Hidden Markov Models

A (discrete first order) Hidden Markov Model is characterized by a set of states,

S = {s₁, s₂, s₃, ..., s_n},

an alphabet,

X = {x₁, x₂, x₃, ..., x_m},

and two probability distributions, the state transition probability

P( s[k+1] = s_j | s[k] = s_i )

and the output distribution

P( x[k+1] = x_j | s[k] = s_i ).

There may be a known initial state s[1], or there may be a probability distribution on initial states. The state transitions are not observed directly, so given a sequence of outputs, we would like to answer three questions:

What is the probability that this HMM produced this sequence of outputs?
What is the most likely sequence of state transitions to produce this sequence of outputs?
Given a sequence of outputs, how should we update the transition and output probabilities?

Answers:

Unless many of the output probabilities are zero, there will be exponentially many state sequences corresponding to any output seuqence. To calculate this probability efficiently, we can use a dynamic programming approach. Define the forward variable a_i(k) as the probability of being in state s_i at time k after producing the observed sequence x[1], x[2], ... x[k], then
a_i(1) = P( s[1] = i ) * P( x[1] | i ) and
a_i(k+1) = sum over j ( a_j(k) * P( i | j ) ) * P( x[k+1] | i )
Similarly, we can define the backward variable b_i[k] as the conditional probability of producing the observed sequence x[k+1], x[k+2], ..., x[T] given that s[k] was i. These can be calculated by
b_i[T] = 1, and
b_i[k] = sum over j (b_j[k+1] * P( x[k+1] | j ) * P(j | i)
(Viterbi's algorithm) Define d_i(k) as the probability of the given sequence of outputs and the most likely state sequence up to state i at time k. We can initialize this to
d_i(1) = P( s[1] = i ) * P( x[1] | i )
and we can initialize c_i(1) (the most likely state) to
c_i(1) = 0
We can then calculate the next step from the previous:
d_i(k+1) = P(x[k+1] | i) * max [ d_j(k) * P( i | j ) ] and
c_i(k+1) = argmax [ d_j(k) * P( i | j ) ]
where the max and argmax are taken over all states j. When we reach T, we pick the state with the largest d_i(T), and backtrack using the c's to find the state sequence. As an alternative (to avoid multiplications) you could define
V_i[k] = log P( x[k] | i) and
B_ji[k] = log P(i | j),
use these values to replace the probabilities and replace the multiplications by additions.
We can estimate the transition probabilities using the forward and backward variables. Define e_ij[k] as the probability of being in state i at time k and state j at time k+1, given the observed sequence. We can calculate the numerator as
a_i[k] * P( j | i) ) * P( x[k+1] | j ) * b_j[k+1]
and then normalize
e_ij[k] = a_i[k] * P( j | i) ) * P( x[k+1] | j ) * b_j[k+1] divided by the numerator summed over i and j
We can also calculate g_i[k], the probability of being in state i at time k by summing e_ij[k] over j. We can then sum these over k to get the expected number of times state i is visited and the expected number of transitions from i to j. We can use these expected values to get new initial, transition, and output probabilities for the model.
This procedure finds improved, but not optimal, probabilities for the model. It can be iterated to further improve the model.
This procedure is known as the Baum-Welch method, and is a special case of Expectation-Maximization (EM).
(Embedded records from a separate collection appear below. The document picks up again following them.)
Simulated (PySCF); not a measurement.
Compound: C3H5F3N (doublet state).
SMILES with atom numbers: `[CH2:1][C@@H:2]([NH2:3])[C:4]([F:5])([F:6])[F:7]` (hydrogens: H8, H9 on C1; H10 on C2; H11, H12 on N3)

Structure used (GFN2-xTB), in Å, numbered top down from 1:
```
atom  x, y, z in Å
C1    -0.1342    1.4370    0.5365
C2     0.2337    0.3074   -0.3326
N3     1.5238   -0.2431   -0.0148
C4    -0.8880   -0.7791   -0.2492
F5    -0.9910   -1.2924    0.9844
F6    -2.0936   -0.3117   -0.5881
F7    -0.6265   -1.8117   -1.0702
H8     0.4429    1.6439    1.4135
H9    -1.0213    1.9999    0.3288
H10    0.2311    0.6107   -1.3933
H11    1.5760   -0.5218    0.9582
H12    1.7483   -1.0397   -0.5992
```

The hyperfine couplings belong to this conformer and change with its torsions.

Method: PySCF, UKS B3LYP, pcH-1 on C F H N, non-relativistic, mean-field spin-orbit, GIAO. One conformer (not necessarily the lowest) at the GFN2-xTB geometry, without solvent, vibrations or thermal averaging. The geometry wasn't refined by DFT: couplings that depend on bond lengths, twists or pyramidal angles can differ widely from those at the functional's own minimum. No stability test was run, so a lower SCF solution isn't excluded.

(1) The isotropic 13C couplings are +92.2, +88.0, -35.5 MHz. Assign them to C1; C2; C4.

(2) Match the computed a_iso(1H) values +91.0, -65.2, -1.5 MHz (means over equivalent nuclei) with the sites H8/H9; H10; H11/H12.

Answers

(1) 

References: Discrete Random Signals and Statistical Signal Processing, by Charles W. Therrien, Prentice Hall, 1992

L.R. Rabiner and B.H. Juang, An introduction to hidden Markov models, IEEE ASSP Magazine, vol 3, no. 1, pp. 4-16, January 1986.

Lawrence Rabiner and Biing-Hwang Juang, Fundamentals of Speech Recognition, Prentice Hall, 1993.